Posted tagged ‘poem about memorizing poetry’

Memorized poetry poem

June 18, 2011

20110618-102557.jpg

New experiment today: seeing if I can write a poem on the iPad! (And on the train.)

I love writing poetry by hand. But it is interesting to stretch one’s brain, and, frankly, it’s always terrific to write in a way that does not require transcription.

So here’s my attempt. What I was thinking of was another current interest–memorizing poetry. Followers of this blog know that I was very impressed by memory techniques outlined in Joshua Foer’s recent book Moonwalking With Einstein. My own memorization efforts have slackened recently, but the way in which the memorized poems have stayed with me has been kind of interesting. See below.

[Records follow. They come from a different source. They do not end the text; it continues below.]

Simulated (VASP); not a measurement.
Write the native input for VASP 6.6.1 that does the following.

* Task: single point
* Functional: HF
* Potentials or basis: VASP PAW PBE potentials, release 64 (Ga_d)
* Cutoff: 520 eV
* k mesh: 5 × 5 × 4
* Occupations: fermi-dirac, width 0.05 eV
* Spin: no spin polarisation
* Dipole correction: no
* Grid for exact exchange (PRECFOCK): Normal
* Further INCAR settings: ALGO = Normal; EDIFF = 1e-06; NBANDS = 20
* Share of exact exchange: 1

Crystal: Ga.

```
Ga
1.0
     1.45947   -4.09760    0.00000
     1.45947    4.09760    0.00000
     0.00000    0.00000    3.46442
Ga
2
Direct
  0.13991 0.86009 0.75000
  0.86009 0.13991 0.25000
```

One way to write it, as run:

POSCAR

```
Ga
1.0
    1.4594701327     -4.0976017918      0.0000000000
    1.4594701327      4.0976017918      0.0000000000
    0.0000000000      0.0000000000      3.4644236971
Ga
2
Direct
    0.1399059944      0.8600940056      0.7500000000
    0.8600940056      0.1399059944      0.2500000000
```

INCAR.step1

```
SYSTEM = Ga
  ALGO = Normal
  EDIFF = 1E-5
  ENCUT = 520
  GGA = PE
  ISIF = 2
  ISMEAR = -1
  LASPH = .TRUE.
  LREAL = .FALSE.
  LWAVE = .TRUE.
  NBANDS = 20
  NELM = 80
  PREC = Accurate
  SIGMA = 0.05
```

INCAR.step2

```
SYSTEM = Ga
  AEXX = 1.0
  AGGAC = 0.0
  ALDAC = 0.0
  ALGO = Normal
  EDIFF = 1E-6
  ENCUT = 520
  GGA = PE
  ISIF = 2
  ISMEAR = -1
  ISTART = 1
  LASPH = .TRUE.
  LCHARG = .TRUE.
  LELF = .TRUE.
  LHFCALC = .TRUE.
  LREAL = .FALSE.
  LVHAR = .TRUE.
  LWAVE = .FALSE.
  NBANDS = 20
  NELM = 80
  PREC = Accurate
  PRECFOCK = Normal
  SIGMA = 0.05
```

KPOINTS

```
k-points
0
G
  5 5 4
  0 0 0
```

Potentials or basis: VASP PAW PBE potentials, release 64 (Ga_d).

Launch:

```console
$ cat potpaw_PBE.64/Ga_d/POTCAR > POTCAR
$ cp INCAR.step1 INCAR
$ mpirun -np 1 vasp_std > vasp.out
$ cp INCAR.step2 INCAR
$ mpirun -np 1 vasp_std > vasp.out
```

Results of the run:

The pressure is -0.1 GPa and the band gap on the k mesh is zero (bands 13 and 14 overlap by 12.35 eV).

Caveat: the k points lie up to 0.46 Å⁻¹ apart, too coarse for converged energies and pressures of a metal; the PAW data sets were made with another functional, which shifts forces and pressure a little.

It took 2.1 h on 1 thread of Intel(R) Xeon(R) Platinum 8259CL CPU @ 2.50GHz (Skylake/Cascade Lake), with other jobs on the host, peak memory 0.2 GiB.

The Bits I’ve Got By Heart

In my head the women come and go
talking of Michelangelo.
And indeed there will be time, time for
the lines to formulate in the brain,
and when they are formulated, to drop like gentle rain
from a heaven that’s not quite consciousness;
to break, but soft, into a waking dream,
to be each morning morning’s minion,
as my head turns from the pillow,
plucking, before day is quite begun,
the golden apples from what might otherwise be
a simple rag and bone shop–too bland for foul,
scuttled by ragged part-my-hair-behind prosaicness.
Instead, those half-remembered verses,
gleaned from a teeming brain,
roll up into one ball all I ken
of poets’ strength
and sweetness, and the
dancer, who is part dance,
pirouettes, keeping time
with a beat that echoes
on the inside.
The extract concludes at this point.